10. The 1st respondent addressed the court orally and admitted that the applicants and the rest of the family members did not know that they had applied for grant of letters of administration. He also admitted that the applicants and the rest of the family did not sign the consent forms and that none of the beneficiaries got a share of the estate. He therefore did not oppose the summons,
11. The 2nd respondent, just like the 1st respondent admitted that the family did not know that they had applied for grant. He also did not oppose the summons. According to him, they did not sell the whole land but a portion of it.
12. I have considered the summons, the supporting affidavit and the arguments made on behalf of the applicants. I have also considered the admissions made by the 1st and 2nd respondents and perused the record of the proceedings before the Chief Magistrate’sCourt.
13. The 1st and 2nd respondents filed a petition for grant of representation intestate of their father’s estate and listed 9 beneficiaries of the deceased’s estate and only one property parcel No. Kajiado/Kaputiei North/800. The consent form was only signed (Thump printed) by three beneficiaries. The rest of the beneficiaries were not listed in that consent form.
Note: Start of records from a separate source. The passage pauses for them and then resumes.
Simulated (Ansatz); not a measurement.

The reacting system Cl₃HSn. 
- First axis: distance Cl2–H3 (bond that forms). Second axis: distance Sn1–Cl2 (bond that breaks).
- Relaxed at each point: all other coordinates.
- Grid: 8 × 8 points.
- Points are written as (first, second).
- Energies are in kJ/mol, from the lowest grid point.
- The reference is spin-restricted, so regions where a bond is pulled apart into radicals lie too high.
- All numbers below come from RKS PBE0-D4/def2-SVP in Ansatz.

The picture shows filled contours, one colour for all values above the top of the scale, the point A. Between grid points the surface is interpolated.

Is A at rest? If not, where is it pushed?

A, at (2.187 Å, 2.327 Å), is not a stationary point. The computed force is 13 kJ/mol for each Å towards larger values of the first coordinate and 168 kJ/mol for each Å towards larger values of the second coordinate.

14. A grant of representation was issued on 13th February, 2004. Summons for confirmation of grant dated 26th April, 2005 was filed on 27th April, 2006 and the certificate of confirmation was issued on 8th June, 2006. According to the affidavit in support of summons for confirmation, all beneficiaries had agreed that the only parcel of land go to the 3rd respondent and the certificate of confirmation was issued to that effect.
15. According to the record, on the date the grant was confirmed, Mr. Seneti counsel for the 1st and 2nd respondent/ administrators, told the court that the beneficiaries had consented to the land being transferred to the buyer and that they had signed consent to that effect. The court allowed the application as prayed. There is no indication on record, however, that the beneficiaries were present in court and informed the court that they had agreed so.
16. The summons for confirmation has consent to the conformation. It was purportedly signed before Mr. Seneti and by all beneficiaries even though the initial consent to the petition for grant was thump printed as opposed to signing.
17. The applicants have denied signing the consent and the 1st and 2nd respondents have admitted that they did not inform the applicants and all other members of their family about the petition for grant of letters of administration.They have also admitted that none of the beneficiaries signed the consent thereby admitting fraud.
18. Section 76 of the Laws of Succession Act provides grounds under which this court may revoke and annul a grant of representation. The Section provides:
“A grant of representation, whether or not confirmed, may at any time be revoked or annulled if the court decides, either on application by any interested party or of its own motion—
(a) that the proceedings to obtain the grant were defective in substance;
(b) that the grant was obtained fraudulently by the making of a false statement or by the concealment from the court of something material to the case;
(c) that the grant was obtained by means of an untrue allegation of a fact essential in point of law to justify the grant notwithstanding that the allegation was made in ignorance or inadvertently;
(d) that the person to whom the grant was made has failed, after due notice and without reasonable cause either—
(i) to apply for confirmation of the grant within one year from the date thereof, or such longer period as the court order or allow; or
(ii) to proceed diligently with the administration of the estate; or
(iii) to produce to the court, within the time prescribed, any such inventory or account of administration as is required by the provisions of paragraphs (e) and (g) of section 83 or has produced any such inventory or account which is false in any material particular; or
(e) that the grant has become useless and inoperative through subsequent circumstances.”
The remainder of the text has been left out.